# This is rather cool!



## Rhythm Thief (7 Jan 2008)

I love this. Very different, I've never seen anything like it! Imagine leaving the local Lance Armstrong wannabe on his carbon thing behind at the traffic lights.


----------



## yorkshiregoth (18 Jan 2008)

I would probably have to retire with shame from this cycling malarky if that happened.


----------



## bonj2 (18 Jan 2008)

Rhythm Thief said:


> *I love this.* Very different, I've never seen anything like it! Imagine leaving the local Lance Armstrong wannabe on his carbon thing behind at the traffic lights.



i, erm..._don't_.


----------



## Rhythm Thief (18 Jan 2008)

You're not really a fan of fixies are you Bonj?


----------



## TheDoctor (22 Jan 2008)

I'm sorry but I have to agree with Bonj.
Doesn't do a lot for me, that one.
However, I have a Raleigh Dynatech titanium frame with horizontal dropouts hanging up in the garage, and some spare wheels, bars, brakes etc. I sense a new build in the offing...


----------



## Rhythm Thief (22 Jan 2008)

TheDoctor said:


> However, I have a Raleigh Dynatech titanium frame with horizontal dropouts hanging up in the garage, and some spare wheels, bars, brakes etc. I sense a new build in the offing...



That's my whole point. You see loads of very nice, very flash fixies which look fast. This is neither nice nor flash, and it doesn't look at all fast, but I bet it is. _That's_ what's good about it. Although I sense I'm in a minority here.


----------



## Amanda P (22 Jan 2008)

That's so ugly, it has to be cool.


----------



## jashburnham (25 Jan 2008)

Rhythm Thief said:


> That's my whole point. You see loads of very nice, very flash fixies which look fast. This is neither nice nor flash, and it doesn't look at all fast, but I bet it is. _That's_ what's good about it. Although I sense I'm in a minority here.



I would have thought it's speed would be down to the rider...


----------



## Jacomus-rides-Gen (19 Feb 2008)

Thats a shed, plain and simple - though obviously a much loved shed!

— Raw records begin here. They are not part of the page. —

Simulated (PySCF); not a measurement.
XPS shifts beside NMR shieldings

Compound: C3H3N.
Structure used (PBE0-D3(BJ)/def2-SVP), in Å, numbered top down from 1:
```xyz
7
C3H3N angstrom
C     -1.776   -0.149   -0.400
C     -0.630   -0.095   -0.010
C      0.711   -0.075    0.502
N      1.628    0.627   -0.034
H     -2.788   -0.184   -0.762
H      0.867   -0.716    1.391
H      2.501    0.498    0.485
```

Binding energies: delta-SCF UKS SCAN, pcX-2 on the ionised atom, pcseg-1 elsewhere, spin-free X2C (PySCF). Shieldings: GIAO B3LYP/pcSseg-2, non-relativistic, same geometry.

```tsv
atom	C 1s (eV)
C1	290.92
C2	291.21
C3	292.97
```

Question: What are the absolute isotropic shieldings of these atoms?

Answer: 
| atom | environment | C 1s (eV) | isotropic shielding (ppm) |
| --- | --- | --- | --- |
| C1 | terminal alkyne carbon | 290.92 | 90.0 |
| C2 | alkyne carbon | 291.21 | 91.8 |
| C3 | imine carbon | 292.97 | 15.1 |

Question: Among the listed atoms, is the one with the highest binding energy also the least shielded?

I wouldn't fancy that old steel frame flexing away like a loose guitar string underneath me though, especially under power!! Step through frames are notoriously flexible.

Still, I've seen worse. Any bike that you can tell is loved is better than one thats neglected.


----------



## ed_o_brain (2 Apr 2008)

I'd ride it!


----------



## mickle (2 Apr 2008)

ed_o_brain said:


> I'd ride it!


Yup, me too.


----------



## GrahamG (11 Apr 2008)

That needs riding in London, unfortunately the kind of fixie posers it'd be funny pulling up next to at the lights, probably don't stop at lights


----------